P-02 — Runner attestation. An optional runner_attestation URI to an out-of-band execution attestation (Sigstore, in-toto, TEE). PRML records that an attestation was emitted; it does not interpret the attestation. This narrows — but does not close — the gap between what was claimed and what was run.
P-03 — Revocation. Optional revoked_at + revocation_reason with a small controlled vocabulary (dataset_compromised, model_recalled, author_request, other). The hash continues to verify after revocation; verifiers must surface revocation status separately.
P-04 — Conformance vector format. Standardise the test-vector directory layout and a stdin/stdout runner protocol so any implementation can mechanically prove byte-equivalence with the reference.
P-05 — Patent grant placement. Move the existing patent non-assertion grant from Appendix C into a new §1.5 (preamble). Standards-body reviewers requested this for inclusion in Annex Z reference checks. No textual change to the grant.
What v0.2 doesn't try to do
Three classes of problem stay outside the v0.2 envelope, deliberately:
- Selective publication. A publisher can pre-register ten claims and publish two. PRML §8.1 names this. v0.2 keeps it as the named limit. Closing it is a publication-norms question, not a serialisation primitive question.
- Algorithm agility. SHA-256 only. Post-quantum migration is a v0.3 conversation with its own threat model.
- Multi-claim manifests. Still single-claim per manifest. Composition is a registry concern.
The non-negotiable
Every v0.1 manifest hashes identically under v0.2 canonicalisation. This is normative: any proposed v0.2 change that breaks v0.1 hash-equivalence for v0.1-shaped inputs is rejected at design time. The 12 v0.1 conformance vectors plus 8 new v0.2 vectors mechanically verify the property — 32/32 vectors pass on every commit through CI.

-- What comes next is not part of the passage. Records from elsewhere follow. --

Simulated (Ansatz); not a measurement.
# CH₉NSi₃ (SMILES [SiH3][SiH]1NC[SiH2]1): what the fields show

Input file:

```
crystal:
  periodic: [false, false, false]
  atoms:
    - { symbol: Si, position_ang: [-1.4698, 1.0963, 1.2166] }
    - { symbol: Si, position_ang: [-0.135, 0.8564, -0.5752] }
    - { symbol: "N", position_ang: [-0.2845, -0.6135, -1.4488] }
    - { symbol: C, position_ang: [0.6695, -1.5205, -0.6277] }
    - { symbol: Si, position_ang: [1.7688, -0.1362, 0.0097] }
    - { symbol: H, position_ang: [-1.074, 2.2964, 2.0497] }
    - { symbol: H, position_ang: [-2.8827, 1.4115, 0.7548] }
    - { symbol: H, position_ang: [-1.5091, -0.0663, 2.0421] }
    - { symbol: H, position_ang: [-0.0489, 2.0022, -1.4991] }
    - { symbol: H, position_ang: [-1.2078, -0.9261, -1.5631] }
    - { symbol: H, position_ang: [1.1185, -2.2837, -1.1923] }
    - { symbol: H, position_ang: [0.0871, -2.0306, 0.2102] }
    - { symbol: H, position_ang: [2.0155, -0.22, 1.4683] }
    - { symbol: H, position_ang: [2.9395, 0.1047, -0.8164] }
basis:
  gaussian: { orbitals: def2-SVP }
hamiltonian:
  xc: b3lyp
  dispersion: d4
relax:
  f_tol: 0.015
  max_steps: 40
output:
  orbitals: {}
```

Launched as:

Why the window matters more than the proposals
Five named proposals sound like the substance of an RFC. They are not. The substance is what falls outside the proposals — the questions a reader thinks of while reading them, the gaps a working auditor notices, the mismatch between the spec's framing and a real institution's obligations. We want those.
If you publish ML eval claims professionally, run an audit programme, write papers in eval methodology, or work with EU AI Act Article 12 logging — your position on any of these proposals can directly shape what the v0.2 freeze looks like. The window closes 2026-05-22 23:59 UTC. After that, comments roll into v0.3 unless they identify a security flaw.
Two ways to comment, in roughly increasing seriousness:
- GitHub Discussions, label
rfc-v0.2: github.com/studio-11-co/falsify/discussions - Email the editor: [email protected] (subject prefix
[v0.2 RFC]; preferred for institutional or confidential comments).
The editor reads everything. A two-line comment with one specific concern beats a ten-line comment with five general ones. Vague approval is welcome but doesn't shape the freeze.
What's already shipped alongside the RFC
The infrastructure that makes the RFC accessible has been built out in parallel:
- Formal JSON Schema for both v0.1 and v0.2 — drop-in IDE autocomplete, CI validation, no installation. spec.falsify.dev/schema/
- In-browser playground that hashes a manifest with the Web Crypto API, byte-equivalent to the Python reference. falsify.dev/playground
- Compliance landing mapping v0.2 fields to EU AI Act Articles 12 / 17 / 18 / 50 / 72 / 73, NIST AI RMF, and ISO/IEC 42001 clauses. falsify.dev/compliance
- Reference implementations — four codebases. Python on PyPI (
pip install falsify) and JavaScript on npm (npm install falsify-js) are published packages; Go and Rust live as source under studio-11-co/falsify/impl/. Byte-equivalent across 20 conformance vectors. - Cookbook — 10 patterns, 4 anti-patterns, 4 working examples. github.com/studio-11-co/falsify-cookbook
None of that is required to comment. The full RFC text is 1,500 words.
The line we keep
PRML closes one specific gap: it makes post-hoc threshold tuning mechanically detectable. That's a small claim. The spec is fifteen pages and the schema is eight fields. v0.2 adds four optional fields; the core stays small. We are not building a publication-integrity system, an attestation framework, or a benchmark. We are building one primitive that has to be small enough to be implementable in any language and durable enough to outlive any specific tooling.
The proposals are how the primitive gets one degree more useful without ceasing to be small. Tell us where we got that wrong.